Planning a trip to Southern California but don’t want to fight LA’s traffic?
Or maybe when you hear the word Disneyland you think, “Been there, done that”?
Check out the city of Santa Monica in all its picture-postcard beauty.
From a funky old pier surrounded by some of the world’s best beaches to its upscale shopping district, scores of art galleries, top-rated restaurants and bountiful nightlife, there are enough things to do in this little oasis just 19km west of downtown Los Angeles to keep you not only occupied but enthralled.
Santa Monica Place: This rather mundane looking 1980s shopping mall was transformed in 2010.
It’s now a bright, open-air gathering spot of upmarket restaurants and stores that connects directly with the city’s pedestrian-friendly Third Street Promenade, forming the heart of Santa Monica’s downtown.
The mall not only rivals Beverly Hills’ Rodeo Drive in offering high-end, celebrity-frequented brand-name outfits like Kitson, Burberry, Louis Vuitton and Barneys, but also provides an abundance of relatively reasonable parking within walking distance of the beach.
A new-old addition to that beach is the Annenberg Community Beach House. Built in the 1920s by William Randolph Hearst for his companion, actress Marion Davies, it was acquired by Santa Monica and opened to the public in 2009. Tours of the guest house and its art gallery are free.
Start by making a beeline to Santa Monica Pier, the 99-year-old landmark with an entrance sign proclaiming it as the final stop on Route 66, the historic highway John Steinbeck declared America’s Mother Road. (Fact check: Route 66 actually ended a block to the north, but the sign still makes for a nice photo opp.)

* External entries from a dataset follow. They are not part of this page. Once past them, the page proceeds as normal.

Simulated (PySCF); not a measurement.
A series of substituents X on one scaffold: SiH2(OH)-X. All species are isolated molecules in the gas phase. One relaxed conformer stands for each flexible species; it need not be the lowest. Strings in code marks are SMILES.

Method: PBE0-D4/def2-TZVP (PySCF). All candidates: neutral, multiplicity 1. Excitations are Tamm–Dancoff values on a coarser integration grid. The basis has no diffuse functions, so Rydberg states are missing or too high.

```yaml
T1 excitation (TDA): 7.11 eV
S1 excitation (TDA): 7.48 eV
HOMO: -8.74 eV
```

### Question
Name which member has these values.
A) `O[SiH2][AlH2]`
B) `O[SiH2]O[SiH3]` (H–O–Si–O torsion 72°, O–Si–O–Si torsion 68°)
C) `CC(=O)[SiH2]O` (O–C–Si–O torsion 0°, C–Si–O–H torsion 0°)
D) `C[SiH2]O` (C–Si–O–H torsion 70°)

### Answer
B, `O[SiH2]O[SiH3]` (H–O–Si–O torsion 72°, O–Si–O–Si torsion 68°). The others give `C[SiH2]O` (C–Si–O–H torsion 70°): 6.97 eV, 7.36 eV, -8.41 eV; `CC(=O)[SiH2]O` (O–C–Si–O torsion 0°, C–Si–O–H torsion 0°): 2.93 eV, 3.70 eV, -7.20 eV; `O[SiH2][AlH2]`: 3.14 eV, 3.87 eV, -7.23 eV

Here you’ll find everything from musicians, snake handlers, artists and other street performers, to quiet areas set aside for fishing.
In the middle of it all is an amusement park with dozens of rides and attractions, including a solar-powered Ferris wheel that carries riders 40 metres up. The wheel provides arguably the best panoramic views of the Pacific Ocean, its beaches, Southern California’s mountains and urban skyline found anywhere.
Near the pier’s entrance is the Hippodrome, built in 1916 and home to a vintage carousel with hand-carved horses, only $US2 to ride ($US1 for kids).
One caveat, the food on the pier is nothing special. For a better dining experience, go south of the pier, past Southern California’s original Muscle Beach where bodybuilders still work out.
There is One Pico, which offers Mediterranean food served at tables almost literally on the sand. Or head inland a few blocks. Zagat rates the French restaurant Melisse “No 1 for food in Los Angeles,” but, really, it’s in Santa Monica.
As for the beach, there is 5 kilometres of it, plenty to go around for surfers, swimmers, sunbathers and the like. You can check it all out by biking, roller skating or walking the boardwalk (actually made of concrete) that parallels the sand.
If there isn’t a concert you want to see at McCabe’s Guitar Shop (Christine Lavin and Holly Near will be there later this month), the night time destination is the Third Street Promenade.
It rejuvenated Santa Monica’s ageing, moribund downtown when it was closed to cars in the late 1980s and remains the city’s signature downtown area with upscale shops, restaurants, bars, boutiques, yoga studios, art galleries and the like.
Santa Monica may give off a small town vibe, but it still covers more than 21 square kilometres in a part of the country where the car is the primary means of transportation, traffic jams are common and road construction projects seemingly never end.
That said, the city’s Big Blue Bus system covers Santa Monica pretty well. Basic one-way fares are $US1 with multiple-ride passes available at discounted prices. For full schedule and fare information visit http://bigbluebus.com . Several hotels also provide shuttle service to the pier, and bicycle rentals can be a handy alternative.
If you do want to drive, be warned that street parking is difficult to find in most tourist areas and restricted to locals in most residential areas.
On the way into town check out Bergamot Station Art Centre. A collection of modest buildings near a maintenance yard in the section of town farthest from the beach, it’s easy to overlook. But inside this 19th century rail yard you’ll find a small art museum and more than a dozen contemporary galleries displaying photos, sculptures, paintings and more.
There’s also a good, reasonably priced restaurant with an outside dining area. Or ask for directions to “Food Truck Alley”, a nearby street on the edge of the city’s high-tech district where a dozen or more food trucks congregate every weekday lunch hour.